Halibut Ceviche


This dish is a great representation of the collaborative environment that I try to foster at Stella. Pulling influences from different backgrounds, cultures, and styles is what we're constantly striving towards. This invariably leads to an awkward moment every time someone asks "So what kind of food do you do at Stella?" If we had to put our finger down and choose something concrete, then this halibut ceviche dish, a new favorite among guests and staff alike, probably would never have been conceived. Enter Stella's lead line cook Bree Vasquez. Like most of us, Bree's a mutt, but her mother is Mexican and that cultural heritage has greatly influenced her flavors and cooking style. Once I decided that I wanted to do a halibut ceviche, Bree called up her mom who generously agreed to share the family's recipe.


Tomatoes (Roma)
Onion, Red (Small Dice)
2800 g
Halibut (Cubed)
32 oz
Lime Juice
300 g
100 g
Ketchup (Yes, Really!)
55 g
50 g
English Cucumber (Large)
1 bn
Cilantro (For Garnish)


With halibut being our top selling summer entree, I needed to figure out what I was going to do with all the trim that's generated when I break down the large sides into fillets. My golden rule at Stella is that everyone gets the same beautiful portion of fish; we never serve a tail piece or a thin belly section while charging the same price as the guest who received a beautiful, fat, center cut.

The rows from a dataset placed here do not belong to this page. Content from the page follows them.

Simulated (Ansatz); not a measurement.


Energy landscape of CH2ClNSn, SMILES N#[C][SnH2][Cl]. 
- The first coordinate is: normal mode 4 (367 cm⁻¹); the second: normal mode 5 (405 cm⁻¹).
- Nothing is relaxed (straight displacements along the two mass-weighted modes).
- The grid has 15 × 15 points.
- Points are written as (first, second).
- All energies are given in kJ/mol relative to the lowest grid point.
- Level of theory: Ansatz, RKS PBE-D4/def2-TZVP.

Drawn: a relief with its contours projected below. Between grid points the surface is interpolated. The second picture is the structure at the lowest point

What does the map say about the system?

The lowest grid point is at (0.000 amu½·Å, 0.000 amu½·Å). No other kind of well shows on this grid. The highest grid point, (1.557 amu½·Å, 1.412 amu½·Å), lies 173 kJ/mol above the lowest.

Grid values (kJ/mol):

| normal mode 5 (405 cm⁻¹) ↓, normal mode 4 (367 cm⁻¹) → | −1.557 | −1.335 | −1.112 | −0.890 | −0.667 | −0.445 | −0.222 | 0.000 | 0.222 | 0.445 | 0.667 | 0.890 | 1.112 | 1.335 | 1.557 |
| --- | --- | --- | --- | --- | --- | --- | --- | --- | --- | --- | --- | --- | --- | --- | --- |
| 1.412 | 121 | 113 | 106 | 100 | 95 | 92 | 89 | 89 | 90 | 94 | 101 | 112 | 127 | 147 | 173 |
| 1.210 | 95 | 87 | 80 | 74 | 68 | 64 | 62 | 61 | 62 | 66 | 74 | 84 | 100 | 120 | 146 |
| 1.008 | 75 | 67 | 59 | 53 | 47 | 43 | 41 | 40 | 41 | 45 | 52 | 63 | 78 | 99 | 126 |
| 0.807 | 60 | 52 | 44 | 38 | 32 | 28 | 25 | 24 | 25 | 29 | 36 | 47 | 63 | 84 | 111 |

Start by cutting the halibut into half inch cubes. The smaller the cut on any fish that you're turning into ceviche, the faster it will "cook" in the acid. More on this in the notes section at the end of this recipe. Set the halibut aside in a small, non-reactive container (read plastic or glass, preferably plastic).

Halibut Ceviche - Step One

To start the ceviche: core, peel, and dice your tomatoes just like you would with a tomato concassé. If you're unfamiliar with this technique, start by removing the core of the roma tomato and then cut an X in the top of the Roma, extending it down to the core, making sure to only cut through skin, not the flesh. (See first two pictures below). Drop into boiling, salted water for about 30-60 seconds and then rapidly chill in an ice bath.

When removed from the ice bath, you'll notice that the skin on the tomato has started to peel back slightly. Gripping the skin between your knife blade and your thumb, peel it back, removing completely. From here, simply seed and dice.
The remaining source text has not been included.